It's an injustice. And I don't know what to do about it. I don't know what my place is. What my role is. Life is more than this time on Earth. What difference can I make?

The Bible says that "No mere man has ever seen, heard, or even imagined what wonderful things God has ready for those who love the Lord". I haven't even imagined? You mean none of the movies are even close to imagining the things he has for us in Heaven? What about Avatar? I mean that is pretty amazing!!!! We haven't even imagined it? This verse makes me think that it is all worth it. All the sacrifice, the hunger, the distance from loved ones, not eating out whenever I want, not living in a fancy house, not having a top of the line car, not getting to see every Wonder in the World. But all of this sacrificed so that people might know his name, his Grace, his forgiveness, his love....
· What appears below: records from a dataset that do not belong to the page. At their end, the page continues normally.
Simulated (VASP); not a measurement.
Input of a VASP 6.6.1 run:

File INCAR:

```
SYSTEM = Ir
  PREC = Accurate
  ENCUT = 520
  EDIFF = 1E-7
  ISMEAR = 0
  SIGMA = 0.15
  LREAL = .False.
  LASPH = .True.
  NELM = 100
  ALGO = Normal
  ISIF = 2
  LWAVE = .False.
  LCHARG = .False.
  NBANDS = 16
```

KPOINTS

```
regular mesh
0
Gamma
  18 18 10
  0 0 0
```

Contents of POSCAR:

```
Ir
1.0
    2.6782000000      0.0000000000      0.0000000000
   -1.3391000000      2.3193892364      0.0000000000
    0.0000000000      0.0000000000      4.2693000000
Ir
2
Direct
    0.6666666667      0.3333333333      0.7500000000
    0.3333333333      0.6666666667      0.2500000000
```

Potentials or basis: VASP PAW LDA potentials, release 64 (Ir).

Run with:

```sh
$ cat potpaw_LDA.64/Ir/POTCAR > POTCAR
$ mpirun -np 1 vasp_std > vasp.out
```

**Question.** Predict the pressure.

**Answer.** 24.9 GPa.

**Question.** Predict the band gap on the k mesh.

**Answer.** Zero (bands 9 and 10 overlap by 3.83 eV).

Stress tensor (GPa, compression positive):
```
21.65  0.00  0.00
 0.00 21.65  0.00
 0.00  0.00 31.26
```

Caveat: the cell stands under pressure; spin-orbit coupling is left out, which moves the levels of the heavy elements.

I don't know what my next steps are. Maybe right now it's just read, write, pray, wait. I pray and hope that I have eyes to see, ears to hear and a mind that obeys.

Friday, March 9, 2012

Crazy about Rick Warren!!

So my devotional time is super guided by Rick Warren lately. 40 Days in the Word has been amazing but is coming to the end for me in 8 days. Today's verse is a favorite of mine... goes back to the Showers in Shatford hall freshman year.... "Do not be anxious about anything Danielle, but in everything by prayer and petition, with Thankstgiving, present your requests to God. And the peace of God which transcends all understanding will guard your heart and mind in Christ Jesus." I noticed two things that I need to study someday:
What is the difference between prayer and petition? and What is the difference between heart and mind? See??? God's word jumps out differently even if you've read it fifty billion times!

So with the end of 40 DITW quickly approaching, I picked up The Purpose Driven Life which I have never finished, but started numerous times. It is such a powerful book!!

Last two days:
It's not about Danielle. ( I need to hear that about once every second)
I'm not an accident. ( I don't know that I've ever thought of myself as an accident... praise God, but it was interesting to be reminded that God chose my birthdate, my generation, my country, my city, my parents, my birth order, my sisters... Powerful and it does make me ask the forbidden or maybe just silly question of "why?" Nevertheless, I'm soooo thankful for what he chose for me.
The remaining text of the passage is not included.